OPINION
Case Summary
Bruce Stansberry (“Stansberry”) appeals his conviction for “Attempted Resisting Law Enforcement” as a Class A misdemeanor and consequent revocation of his probation and placement in Community Corrections. He raises two issues for our review, one of which we find dispositive and reframe as whether sufficient evidence supports his conviction. We reverse and remand with instructions.
Facts and Procedural History
On November 4, 2010, Indianapolis Metropolitan Police Officer Michael Perkins (“Officer Perkins”) responded to a backup call from police officers investigating a residential burglary. When Officer Perkins arrived, he observed that an air conditioning unit was missing from the home and *509 had been crudely cut away. Other officers already had one suspect in custody but were expecting other suspects to return to the scene, so Officer Perkins observed the house from afar and waited.
Eventually, a pickup truck that had an air conditioning unit in the bed pulled into the driveway. Officer Perkins drove his car up to the house, exited his vehicle, approached the truck, and asked a man later identified as Stansberry for identification. Stansberry told Officer Perkins that he did not have any identification, but added that his name was “Lewis Stansber-ry.” Officer Perkins then ordered Stans-berry to walk toward him.

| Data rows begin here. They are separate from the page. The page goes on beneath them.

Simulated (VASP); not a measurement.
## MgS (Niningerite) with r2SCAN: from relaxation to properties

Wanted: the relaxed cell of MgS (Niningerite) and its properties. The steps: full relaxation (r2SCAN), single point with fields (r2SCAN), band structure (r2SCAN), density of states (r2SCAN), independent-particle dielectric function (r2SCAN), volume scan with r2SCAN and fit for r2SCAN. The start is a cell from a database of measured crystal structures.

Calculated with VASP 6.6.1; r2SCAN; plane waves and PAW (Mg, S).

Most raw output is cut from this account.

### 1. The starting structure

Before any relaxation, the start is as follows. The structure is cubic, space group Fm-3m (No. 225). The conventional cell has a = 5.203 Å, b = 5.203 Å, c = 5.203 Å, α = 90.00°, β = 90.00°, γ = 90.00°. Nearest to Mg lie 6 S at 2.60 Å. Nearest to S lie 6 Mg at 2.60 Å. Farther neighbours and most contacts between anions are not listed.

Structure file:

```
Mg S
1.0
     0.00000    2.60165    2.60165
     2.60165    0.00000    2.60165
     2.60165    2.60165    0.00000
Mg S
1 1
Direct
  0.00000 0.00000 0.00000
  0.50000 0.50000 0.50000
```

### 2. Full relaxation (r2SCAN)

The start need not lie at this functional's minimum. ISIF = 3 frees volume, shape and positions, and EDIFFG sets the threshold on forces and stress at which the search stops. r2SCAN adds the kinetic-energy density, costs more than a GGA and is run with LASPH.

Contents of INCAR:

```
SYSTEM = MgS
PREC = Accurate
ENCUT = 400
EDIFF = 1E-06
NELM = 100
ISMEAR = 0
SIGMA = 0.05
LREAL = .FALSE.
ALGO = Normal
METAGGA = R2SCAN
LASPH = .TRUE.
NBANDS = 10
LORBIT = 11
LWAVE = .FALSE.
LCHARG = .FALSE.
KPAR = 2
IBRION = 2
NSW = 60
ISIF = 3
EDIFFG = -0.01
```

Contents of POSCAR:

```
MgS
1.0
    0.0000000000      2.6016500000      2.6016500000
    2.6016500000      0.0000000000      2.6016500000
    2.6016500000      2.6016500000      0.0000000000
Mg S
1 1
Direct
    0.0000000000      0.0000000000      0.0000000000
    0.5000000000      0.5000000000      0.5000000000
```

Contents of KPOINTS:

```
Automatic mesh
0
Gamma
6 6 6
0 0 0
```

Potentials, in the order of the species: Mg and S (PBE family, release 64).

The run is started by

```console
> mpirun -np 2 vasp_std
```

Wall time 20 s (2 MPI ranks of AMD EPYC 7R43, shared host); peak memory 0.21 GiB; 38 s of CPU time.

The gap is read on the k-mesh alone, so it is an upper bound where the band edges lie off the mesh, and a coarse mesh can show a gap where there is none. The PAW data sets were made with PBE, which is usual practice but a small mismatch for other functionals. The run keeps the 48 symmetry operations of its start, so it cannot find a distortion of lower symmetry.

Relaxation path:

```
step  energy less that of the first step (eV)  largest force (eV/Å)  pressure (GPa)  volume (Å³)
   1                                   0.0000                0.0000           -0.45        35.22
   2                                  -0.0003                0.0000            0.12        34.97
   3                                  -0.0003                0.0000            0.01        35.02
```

Stansberry had his hand in his right pocket and was reaching for something that was not readily apparent to Officer Perkins, so Officer Perkins ordered Stans-berry to come to the back of the truck and place his hands on the vehicle. Stansberry replied, “not today” and started taking his clothes off. Tr. 23. He pulled his shirt over the top of his head and charged at Officer Perkins from ten feet away. Officer Perkins drew his pepper spray and announced that he would spray Stansberry if he continued moving closer. Stansberry nevertheless disobeyed and kept charging and removing his clothes, so Officer Perkins sprayed him in the face from six feet away. Stansberry continued charging; Officer Perkins moved back and sprayed him again. This time, the pepper spray blinded Stansberry, and after ten seconds of staggering around he told Officer Perkins, “I’m done” and submitted to handcuffs. Tr. 25; 55.
On November 9, 2010, the State charged Stansberry with Operating a Motor Vehicle After License Forfeited for Life (Count I) as a Class C felony, and Resisting Law Enforcement (Count II). On November 5, 2010, Marion County Community Corrections filed a Notice of Community Corrections Violation based upon this arrest, and on November 10, 2010, a Notice of Probation Violation was also filed. Stansberry waived a trial by jury and requested a speedy trial.
The bench trial took place on February 4, 2011. During the proceedings, 1 Stans-berry moved the court for an involuntary dismissal on both counts of the information, and argued, as to Resisting Law Enforcement, that the State failed to prove that he forcibly resisted, obstructed, or interfered with Officer Perkins’s duties. The court stated, “As to count 2, I’m going to find that the motion is well taken, but that the State can still proceed on attempted resisting which is an automatic lesser.” Tr. 69. After hearing argument from the State, the court added, “at this point I think you can make an argument that [Stansberry] attempted to obstruct, interfere, whatever, and that the pepper spray kept him from doing it.” Tr. 70-71.
At the conclusion of the trial, the court found Stansberry not guilty of Operating a Motor Vehicle After License Forfeited for Life. As to his Resisting Law Enforcement charge, the trial court stated that “I’m satisfied that the attempted resisting was forcible.” Tr. 119. It then found him guilty of “attempted resisting law enforcement.” Tr. 120.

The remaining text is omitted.